This post will go into more detail about the event that caused Altair to halt block production for over a day and try to share the thought process that helped identify and fix the issue in addition to highlighting the learnings.
First some current Altair relevant context:
- Altair Polkadot/Substrate/Cumulus at v0.9.10
- Altair number of vesting schedules at 4k
Content of the Altair Runtime Upgrade 2:
- Bring node and runtime to Polkadot/Substrate/Cumulus v0.9.12
- Enabling Crowdloan Claiming functionality
- Support for Compressed Runtime WASM
More information about the release: https://github.com/centrifuge/centrifuge-chain/releases/tag/v3.0.0-alpha4
Runtime Upgrade sequence of events:
- Executed Upgrade in Centrifuge’s Charcoal Testnet (connected to Chachacha Relay Chain). At this stage, Charcoal had same data set as Altair in terms of content, not data hierarchy (will explain why this was important later on)
- Verified Claiming functionality successfully
- Executed Upgrade in Altair. Block production stopped trying to propose the next candidate.
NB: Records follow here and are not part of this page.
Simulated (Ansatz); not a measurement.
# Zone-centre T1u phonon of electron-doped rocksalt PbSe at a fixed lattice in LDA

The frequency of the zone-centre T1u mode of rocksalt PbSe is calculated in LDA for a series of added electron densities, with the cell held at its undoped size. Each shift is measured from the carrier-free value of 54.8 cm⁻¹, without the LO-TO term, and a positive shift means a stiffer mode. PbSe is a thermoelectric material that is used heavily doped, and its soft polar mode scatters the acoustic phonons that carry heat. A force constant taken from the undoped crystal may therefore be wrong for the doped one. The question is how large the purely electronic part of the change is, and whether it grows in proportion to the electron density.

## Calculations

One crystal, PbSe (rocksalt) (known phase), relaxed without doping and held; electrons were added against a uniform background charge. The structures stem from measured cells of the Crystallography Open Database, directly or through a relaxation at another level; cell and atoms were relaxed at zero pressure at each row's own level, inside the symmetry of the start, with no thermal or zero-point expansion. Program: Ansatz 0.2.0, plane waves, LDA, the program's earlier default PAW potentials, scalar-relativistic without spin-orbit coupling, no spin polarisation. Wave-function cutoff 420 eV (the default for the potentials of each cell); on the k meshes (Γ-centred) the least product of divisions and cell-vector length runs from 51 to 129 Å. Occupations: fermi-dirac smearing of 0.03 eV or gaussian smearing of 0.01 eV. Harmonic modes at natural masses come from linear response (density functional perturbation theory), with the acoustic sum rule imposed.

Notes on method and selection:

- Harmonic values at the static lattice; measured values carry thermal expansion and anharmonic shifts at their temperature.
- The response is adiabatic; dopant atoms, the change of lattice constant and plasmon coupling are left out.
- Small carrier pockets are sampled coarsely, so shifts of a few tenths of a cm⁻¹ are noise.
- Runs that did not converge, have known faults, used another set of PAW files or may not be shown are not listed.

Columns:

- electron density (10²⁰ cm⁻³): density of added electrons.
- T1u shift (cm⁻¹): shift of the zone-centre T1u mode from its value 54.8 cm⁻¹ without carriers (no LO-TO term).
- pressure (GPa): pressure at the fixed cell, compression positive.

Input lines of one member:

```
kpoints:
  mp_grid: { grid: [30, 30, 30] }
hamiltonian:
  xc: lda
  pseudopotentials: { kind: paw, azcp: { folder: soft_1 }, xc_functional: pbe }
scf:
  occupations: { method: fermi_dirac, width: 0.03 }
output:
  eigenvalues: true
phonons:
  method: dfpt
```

Time to put on the troubleshooting hat:
First we started looking at the logs and noticed that the collators were not able to build the block in the first place:
2021-11-09 15:33:43.004 INFO tokio-runtime-worker runtime::frame-support: [Parachain] ⚠️ Vesting declares internal migrations (which *might* execute). On-chain `StorageVersion(0)` vs current storage version `StorageVersion(0)`
2021-11-09 15:33:43.733 INFO tokio-runtime-worker aura: [Parachain] ⌛️ Discarding proposal for slot 136372668; block production took too long
In the first line, we can see a migration in the Vesting Pallet. This was introduced as part of Substrate v0.9.11 to support multiple vesting schedules and we were inheriting it on our move from v0.9.10 to v0.9.12.
To clarify, we already knew that and we tested it with same data content beforehand on Charcoal, but we couldn’t trigger the same behavior.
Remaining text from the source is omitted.